Great Time Had By All at All-Star Celebration Dinner in Honor of Chef Allan Greeley’s Career!


A sold-out crowd greeted longtime Golden Truffle chef Allan Greeley last night at a dinner in his honor held at the Farmhouse in Corona del Mar. As we noted in our preview, it was a Murderer’s Row of chefs who volunteered their talents, and they all BROUGHT IT: Craig Strong of Studio, Amar Santana (VACA), Tim Goodell (Royal Hen), Alessandro Pirozzi (his Italian empire), Daniel Hyatt (Juliette Kitchen + Bar), Britta Pulliam (Britta’s Kitchen), Greg Daniels and Landon Pulizzi (Haven Gastropub), Pascal Olhats (his French empire), Franco Barone (Il Barone), and host Rich Mead and his talented Farmhouse squad. So, with apologies to much-missed Orange County Register sports columnist Randy Youngman, notes, quotes and observations from last night:

*Even though tickets were $250 a pop, the event sold out almost immediately. Greeley never got the countywide, regional, and national recognition he deserved, but the gourmands of Newport Beach and Costa Mesa adore him, because he taught them how to eat well. And that love showed, as dozens of people hugged Allan throughout the night.

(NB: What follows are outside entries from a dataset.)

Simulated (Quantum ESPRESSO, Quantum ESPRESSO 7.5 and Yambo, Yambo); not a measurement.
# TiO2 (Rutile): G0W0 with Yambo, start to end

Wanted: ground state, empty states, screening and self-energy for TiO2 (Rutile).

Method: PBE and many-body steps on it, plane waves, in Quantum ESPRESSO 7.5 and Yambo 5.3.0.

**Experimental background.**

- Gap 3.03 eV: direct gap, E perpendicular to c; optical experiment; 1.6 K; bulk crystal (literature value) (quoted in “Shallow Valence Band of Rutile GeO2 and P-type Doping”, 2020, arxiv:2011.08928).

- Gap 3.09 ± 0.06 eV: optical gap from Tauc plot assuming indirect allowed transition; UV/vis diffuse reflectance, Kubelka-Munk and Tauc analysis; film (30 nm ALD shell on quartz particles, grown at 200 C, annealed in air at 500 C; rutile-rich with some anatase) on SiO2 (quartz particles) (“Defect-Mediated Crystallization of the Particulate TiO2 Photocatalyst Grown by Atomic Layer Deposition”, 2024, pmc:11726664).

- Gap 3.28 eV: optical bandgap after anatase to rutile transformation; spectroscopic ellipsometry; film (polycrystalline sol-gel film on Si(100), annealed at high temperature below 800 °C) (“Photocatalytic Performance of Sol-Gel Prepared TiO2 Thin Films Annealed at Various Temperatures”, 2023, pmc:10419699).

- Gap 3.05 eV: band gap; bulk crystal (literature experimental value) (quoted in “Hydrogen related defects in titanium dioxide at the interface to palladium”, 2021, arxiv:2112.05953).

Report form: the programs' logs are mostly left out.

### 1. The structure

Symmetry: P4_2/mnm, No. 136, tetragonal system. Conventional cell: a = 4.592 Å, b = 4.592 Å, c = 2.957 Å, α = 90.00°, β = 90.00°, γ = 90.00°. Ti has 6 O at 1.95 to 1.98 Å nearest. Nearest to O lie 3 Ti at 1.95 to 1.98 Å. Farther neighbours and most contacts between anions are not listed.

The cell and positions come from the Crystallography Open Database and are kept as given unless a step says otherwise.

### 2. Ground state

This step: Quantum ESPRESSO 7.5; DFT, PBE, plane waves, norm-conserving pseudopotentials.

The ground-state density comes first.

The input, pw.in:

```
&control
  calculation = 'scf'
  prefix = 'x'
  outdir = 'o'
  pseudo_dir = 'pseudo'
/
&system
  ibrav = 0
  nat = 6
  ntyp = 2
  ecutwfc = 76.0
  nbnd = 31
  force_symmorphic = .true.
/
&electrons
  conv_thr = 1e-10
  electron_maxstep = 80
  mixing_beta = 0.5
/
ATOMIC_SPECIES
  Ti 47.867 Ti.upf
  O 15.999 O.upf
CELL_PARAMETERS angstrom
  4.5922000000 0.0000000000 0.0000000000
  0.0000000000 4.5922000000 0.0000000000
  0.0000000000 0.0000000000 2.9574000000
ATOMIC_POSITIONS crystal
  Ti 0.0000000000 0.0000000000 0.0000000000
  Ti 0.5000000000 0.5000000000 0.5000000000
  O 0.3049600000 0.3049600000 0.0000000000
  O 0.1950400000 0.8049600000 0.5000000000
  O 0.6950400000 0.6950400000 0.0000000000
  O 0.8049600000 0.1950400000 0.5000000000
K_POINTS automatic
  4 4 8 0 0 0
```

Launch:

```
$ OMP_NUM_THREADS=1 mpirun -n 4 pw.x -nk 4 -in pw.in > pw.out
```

*That said, there were far too many uncouth Newporters at the dinner. As people tried to offer Greeley love over a small speaker, far too many people kept talking loudly, clanging their forks on plates, and forgot the purpose of the event. Fuck, even people in SanTana know when to shut up, uncouth Newporters.

*The food: Strong prepared an array of appetizers (best one: grilled Wagyu beef wrapped in gem lettuce and touched with carrot kimchi—slightly spicy, fragrant, tangy perfect), while Santana manned his Iberico ham station and shaved off wisps to put on his ever-bueno pan con tomate. Greeley followed with a delightful root vegetable carpaccio (with watermelon radish! And an heirloom tomato vinaigrette), then Goodell killed it with a hay-smoked salmon (accompanied by Farmhouse’s Weiser Farm potatoes). Pirozzi did a spectacular gemelli pasta which, true to his steez, was something you can’t get anywhere else in OC: bone marrow, toothsome pasta, and octopus ragu, in a bowl of flatbread—think of it as an Italian take on a taco salad, except far better.

*More food: Gigantic bowls of Thai goat curry by Hyatt were divine, although uncouth Newporters mostly left the bowl alone because they don’t know the pleasures of the meat. Their loss: the goat was tender, the curry light and fragrant, and the shallots lent texture. And was that Israeli couscous soaking up all the goodness? The Haven boys’ jerk pork was the most well-received dish of the night (and rightfully so: that pineapple ketchup was like chile crack), but even better was an accompanying succotash by Mead and his chef de cuisine, Allan Aguiñaga, spiked with padrón peppers. And Olhats brought it home with a galaxy of desserts.

*And bread provided by Bread Artisan Bakery. Everyone raved about it!

*Translation of the night: The French equivalent of the American “Keeping up with the Jones” is “ne petez plus haut que votre cul” – “Don’t fart above your asshole.” Olhats taught that one to Greeley, who asked the crowd to repeat it.

*Best Greeley anecdote: Barone revealing that when he had a stroke, Greeley called and said he’d “take care” of Barone’s wife.

*Funniest line of the night: “Me, louder?” Greeley, to himself, when people told him his microphone was set too low.


*Anecdote of the night: Greeley was once at a charity dinner with his good friend Augie Nieto, who suffers from ALS and whose charity was one of the benefactors of the evening. The people at the table with them didn’t know Greeley, so they were shocked when he asked Nieto, “Augie, can you pass me the salt?” not realizing the two were busting each others’ balls. While Greeley was finishing his anecdote, Nieto (who was in attendance last night) had a message for him: “Allan, you’re an asshole”—HA!

*Sighted: Kedric Francis of the Orange County Register, Karen Caplan of Frieda’s Specialty Produce, Heather and Terry Dubrow of reality TV fame, and too many millionaire USC alumni to count.

*Pirozzi was wearing a neck brace—hope you’re OK, chef!

*Orange Coast columnist Cathy Thomas said that the best day of her career was when she got to spend a day with Greeley at his house. And she told a telling anecdote about her former employer, the Orange County Register: at one point, they made employees sign a contract that they would not drink while on the job. Thomas and her photographer tried to hold that oath when they hung out with Greeley, but Greeley wouldn’t have it, and Thomas admitted that her nicely composed notes turned into a “scrawl” by the end. For years afterward, Thomas and the offending photographer would “giggle” whenever they’d run into each other at the Register’s offices—BOOM.


*Line of the night: By some bigger brunette: “So, is the Golden Truffle closing?”

*Second-best line of the night: By some skinny blond—”Let’s go exercise.”